According to an article in the Baltimore Sun, there are roughly 16,000 vacant homes in Baltimore that the city plans to restore or destroy to replace with green spaces and housing redevelopment over the next 10 years. Many of the homes to be torn down are row homes, built in the late 1800s.
Photographer Ben Marcin lives in a Baltimore row house with his wife, Lynn. Several years ago, Marcin, a self-taught photographer who bought his first camera at 27, began noticing lone row houses in the blighted sections of the city. “For me it was a fascinating sight: a solitary structure, well over 100 years old, sometimes 40 feet tall and less than 20 feet wide,” he wrote via email. “An amputee shorn of its former neighbors, yet still retaining architectural details and other touches, proclaiming the heights of an earlier era.”
Marcin began photographing the individual homes during his visits to the desolate neighborhoods. He edited them into a series he calls “Last House Standing.” Many of the homes in the series are still occupied, though the city of Baltimore plans on using eminent domain to demolish largely vacant blocks.

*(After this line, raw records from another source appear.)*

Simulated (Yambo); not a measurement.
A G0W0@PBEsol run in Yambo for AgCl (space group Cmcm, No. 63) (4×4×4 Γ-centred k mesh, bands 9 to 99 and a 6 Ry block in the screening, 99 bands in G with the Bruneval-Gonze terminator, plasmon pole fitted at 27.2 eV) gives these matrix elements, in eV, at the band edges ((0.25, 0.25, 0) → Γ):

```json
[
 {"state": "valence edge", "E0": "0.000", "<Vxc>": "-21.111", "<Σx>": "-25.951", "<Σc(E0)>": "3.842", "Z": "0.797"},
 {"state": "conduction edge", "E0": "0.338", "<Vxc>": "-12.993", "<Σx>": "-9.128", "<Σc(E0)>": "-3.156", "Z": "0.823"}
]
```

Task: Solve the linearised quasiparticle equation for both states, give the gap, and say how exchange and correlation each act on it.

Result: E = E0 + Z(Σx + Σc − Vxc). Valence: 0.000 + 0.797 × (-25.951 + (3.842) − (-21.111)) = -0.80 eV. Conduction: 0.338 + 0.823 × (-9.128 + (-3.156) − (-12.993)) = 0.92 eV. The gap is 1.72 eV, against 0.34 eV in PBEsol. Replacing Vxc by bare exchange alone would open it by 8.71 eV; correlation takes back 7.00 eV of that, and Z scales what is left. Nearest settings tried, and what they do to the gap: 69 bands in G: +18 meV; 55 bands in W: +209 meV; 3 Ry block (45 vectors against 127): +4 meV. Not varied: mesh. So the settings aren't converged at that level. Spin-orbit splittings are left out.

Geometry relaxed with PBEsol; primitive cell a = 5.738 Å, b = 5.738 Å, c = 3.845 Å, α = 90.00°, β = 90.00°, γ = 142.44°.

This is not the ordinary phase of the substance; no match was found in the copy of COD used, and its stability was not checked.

Marcin then began using the “bird’s eye” feature of Bing Maps to scour aerial photographs of other nearby cities including Camden, N.J., and Philadelphia to look for similar buildings to include in the series.
Whether photographing homes, trees, or homeless camps, Marcin approaches his work with a formal portrait-style approach rather than a documentary one. For “Last House Standing,” this allowed him “to create a sense of real isolation. … By framing the houses in the semi-abstract way that I did, I was hoping to shine a light on them while at the same time keeping them in their environment,” he said.
The style of shooting not only underlines the isolation of the homes but also gives the building an almost prideful appearance. “When you look at a row house that is still attached, it is easy to miss many of the unique details of the building—the elaborate cornices, the old-style brickwork, the tall windows with the glass that isn’t perfectly flat. These features are much more apparent when the house stands by itself,” Marcin said.
Those details seem almost out of place when compared to the housing constructed today, which instead of being built to last more than 100 years like their row-house counterparts, are “designed to maximize the profit of the developer,” Marcin said.
This housing trend was apparent when Marcin and his wife bought their row house 15 years ago and were provided with a list of all the previous owners. “I remember there were only three or four different owners during the first 60 to 70 years,” Marcin recalled. “By the 1950s and ’60s, our house started to change hands much more frequently. The folks we bought the house from in 1998 had been there for only four years. I am not a sociologist, but to my mind, this phenomenon seems to mirror some of the big social and demographic changes that took place in this country during the time our house has been around.”
Marcin said he feels for now he is through with “Last House Standing” and considers it a completed project. He and his wife edited the project together, though it’s Lynn, who has a formal photography education and career in the gallery business, who often has the final say about which images make the final cut. “I try to plead my case for the discarded photographs, but in the end, I almost always agree with her decisions,” Marcin said.
Many of Marcin’s images can be seen by appointment at C. Grimaldis Gallery in Baltimore.